The loss in net revenues due to these sales has been offset
by growth in our Investment Banking and Investment
Management businesses. Last year, these two businesses
accounted for 39 percent of our net revenues, compared
to only 30 percent in 2012. Investment Banking was
approximately one-half the size of Fixed Income,
Currency and Commodities Client Execution (FICC) four
years ago; today, our business mix is more balanced.
This does not mean we are moving away from FICC.
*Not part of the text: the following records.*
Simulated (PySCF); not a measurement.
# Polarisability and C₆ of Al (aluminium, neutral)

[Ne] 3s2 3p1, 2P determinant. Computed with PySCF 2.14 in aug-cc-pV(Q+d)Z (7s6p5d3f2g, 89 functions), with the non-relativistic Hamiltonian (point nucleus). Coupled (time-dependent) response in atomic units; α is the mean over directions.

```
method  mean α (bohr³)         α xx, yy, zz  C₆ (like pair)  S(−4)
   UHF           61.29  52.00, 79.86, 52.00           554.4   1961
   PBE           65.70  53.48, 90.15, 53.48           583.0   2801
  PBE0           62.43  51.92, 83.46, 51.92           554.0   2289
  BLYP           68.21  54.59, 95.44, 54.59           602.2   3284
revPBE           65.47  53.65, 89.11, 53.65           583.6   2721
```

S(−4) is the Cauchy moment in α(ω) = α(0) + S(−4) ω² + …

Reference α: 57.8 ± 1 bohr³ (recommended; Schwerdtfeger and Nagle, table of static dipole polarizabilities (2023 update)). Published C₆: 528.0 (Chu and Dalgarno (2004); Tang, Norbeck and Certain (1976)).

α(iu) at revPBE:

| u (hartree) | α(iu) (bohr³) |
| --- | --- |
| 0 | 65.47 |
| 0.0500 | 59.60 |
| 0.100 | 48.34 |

Rather, we remain committed to meeting the needs of
our clients, while managing to structural and cyclical
headwinds. For example, we have reduced risk-weighted
assets within FICC significantly over the past four years,
largely in response to structural changes resulting from
new regulations.
On the cost side, we have continued to find ways to
improve our operating efficiency. Headcount across
the firm is up 11 percent over the last four years, largely
to meet regulatory compliance needs. However, through
a combination of shifting to a greater percentage of
junior employees and relocating some of our footprint
to lower-cost locations, we have managed our
expenses well.
More specifically, we have increased the number of
analysts, associates and vice presidents at the firm by
17 percent since the beginning of 2012, while our partner
and managing director populations have decreased by
two percent. Approximately 25 percent of our total staff
is now in lower-cost locations such as Salt Lake City,
Dallas, Irving, Warsaw, Singapore and Bengaluru. As
a result, while total staff levels are up over the four-year
period, overall compensation and benefits expenses
have declined by approximately $270 million.
Looking ahead, we will continue to pursue ways to be
more cost effective by assessing our expense structure
while ensuring we meet the needs of our clients. Whether
we are adjusting to structural or cyclical dynamics, we
will carefully balance our expense management efforts
against our ability to capture future market share and
growth opportunities.
Investment Banking
Our leading Investment Banking franchise allowed us to
capture significant market share in 2015. The business
achieved its second-highest net revenues in 2015, driven
by a strong environment for mergers and acquisitions
(M&A). Industry-wide volumes for announced M&A
transactions increased by more than 45 percent in 2015,
while the firm’s volumes increased by approximately
80 percent. We ended the year ranked first in global
announced and completed M&A, with completed
M&A volumes that were more than $350 billion higher
than our next-closest competitor — a record gap since
the firm went public.
By most measures, 2015 was a robust year for
M&A. However, volumes as a percentage of market
capitalization are still below prior-cycle peak levels.
We see this as a sign that there is still some room to run
for M&A activity, particularly when equity markets
show signs of sustained stabilization. We also see
consolidation opportunities in sectors such as industrials,
energy, mining, food, media and telecommunications.
While total underwriting revenues declined in 2015,
we performed relatively well in the context of softer
equity and debt markets in the second half of the year.
We finished 2015 ranked first in global equity and
equity-related and common stock offerings. Similar to
the dynamics we see in the M&A market, we believe
there may be pent-up demand among our corporate
clients to tap into public equity markets when conditions
improve, particularly given that private financing
conditions have generally tightened. A decline in debt
underwriting net revenues in 2015 was largely due to
a drop in leveraged finance activity.